Grooming, Implements and Mirror Neurons

When I look at Bow, I can read his expressions. It is not hard to tell what he is feeling, as his facial expressions often mirror my own.

Looking at this picture of Bow eating an apple, can you tell what he is feeling? Let your face resolve itself into a similar expression. How do you feel? We have mirror neurons that allow us to put ourselves into somebody else's shoes, to let us imagine what it would be like to be doing what they are doing.

Can you almost taste that big, juicy, red delicious apple as Bow bites into it? That isn't just your imagination. Those are your mirror neurons firing.

Bow has mirror neurons, too. When he sees me doing something, he sometimes gets it into his head that he should do that, too. I have long hair, but Bow's is short. Sometimes, when I have a messy task to take care of, I put my hair up into a bun. Bow watches, fascinated as I do that. Sometimes, he gathers as much of his hair as he can, and he tries in vain to put his hair up in a bun, too. Only he can't, because it's too short.

Yesterday, I was brushing my hair, and I thought Bow might like to help me brush my hair, too. He often grooms me, but he does that with his bare hands. I thought that if I handed him the brush, he might want to help me brush my hair.

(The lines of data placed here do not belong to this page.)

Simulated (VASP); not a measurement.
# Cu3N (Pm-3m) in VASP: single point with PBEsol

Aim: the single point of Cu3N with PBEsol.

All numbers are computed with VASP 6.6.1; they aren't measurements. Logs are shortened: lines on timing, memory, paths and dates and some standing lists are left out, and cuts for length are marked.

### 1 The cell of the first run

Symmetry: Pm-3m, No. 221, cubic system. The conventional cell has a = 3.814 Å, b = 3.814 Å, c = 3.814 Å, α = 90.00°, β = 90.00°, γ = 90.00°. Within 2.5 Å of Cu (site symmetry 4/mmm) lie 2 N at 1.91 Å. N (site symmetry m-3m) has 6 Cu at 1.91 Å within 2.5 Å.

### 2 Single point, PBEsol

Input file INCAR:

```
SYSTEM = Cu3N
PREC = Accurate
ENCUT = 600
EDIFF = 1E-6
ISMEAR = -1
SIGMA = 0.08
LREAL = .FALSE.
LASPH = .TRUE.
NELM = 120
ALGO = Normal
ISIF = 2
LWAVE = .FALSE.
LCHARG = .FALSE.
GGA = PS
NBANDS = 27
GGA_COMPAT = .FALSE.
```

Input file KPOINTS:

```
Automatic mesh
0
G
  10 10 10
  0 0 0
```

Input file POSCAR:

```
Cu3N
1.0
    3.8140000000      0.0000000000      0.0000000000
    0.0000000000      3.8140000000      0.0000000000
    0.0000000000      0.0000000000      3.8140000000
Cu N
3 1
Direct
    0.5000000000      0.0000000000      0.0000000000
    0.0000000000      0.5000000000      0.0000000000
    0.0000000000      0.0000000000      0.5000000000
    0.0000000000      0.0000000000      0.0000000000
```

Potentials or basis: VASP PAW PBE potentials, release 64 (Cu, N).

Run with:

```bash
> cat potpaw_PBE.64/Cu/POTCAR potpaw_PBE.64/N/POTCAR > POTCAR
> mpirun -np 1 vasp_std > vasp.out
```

But Bow was fascinated by the iPhone's small screen filming this, instead.  I had to tap him lightly to get his attention before I handed him the brush and asked whether he would like to brush my hair. Bow did not want to help me brush my hair. He took the brush, started to brush his own hair, and then reached for the iPhone, because he wanted to see himself doing it on the screen.

"Would you like to do what I'm doing?" can have two different meanings. It can mean, if I am brushing my hair, "would you like to brush my hair, too?" Or it can mean, instead,  "would you like to brush your hair?" People with healthy mirror neurons often take it the second way.


  1. Aya, the older I get the more I learn about language and try to be more clear & exact when I say something. It's a work in progress. But you have a perfect example here of why it's so important (if we want something - for example, Bow to brush YOUR hair).
    Anyway, he looks very relaxed in the first picture and looks like he maybe observing your or listening to you say something and contemplating it. I like the idea of mirror neurons - never heard of that, but that is probably why our dogs end up acting so much like us too!

    1. Hi, Kathy, I am working on speaking more precisely, too, but the thing that really trips me up sometimes is incorporating the other person's point of view into the way I frame my communication.

      At the beginning of the video, Bow was calmly watching me brush my hair, not by looking at me, but by watching the action take place in the small image on the screen.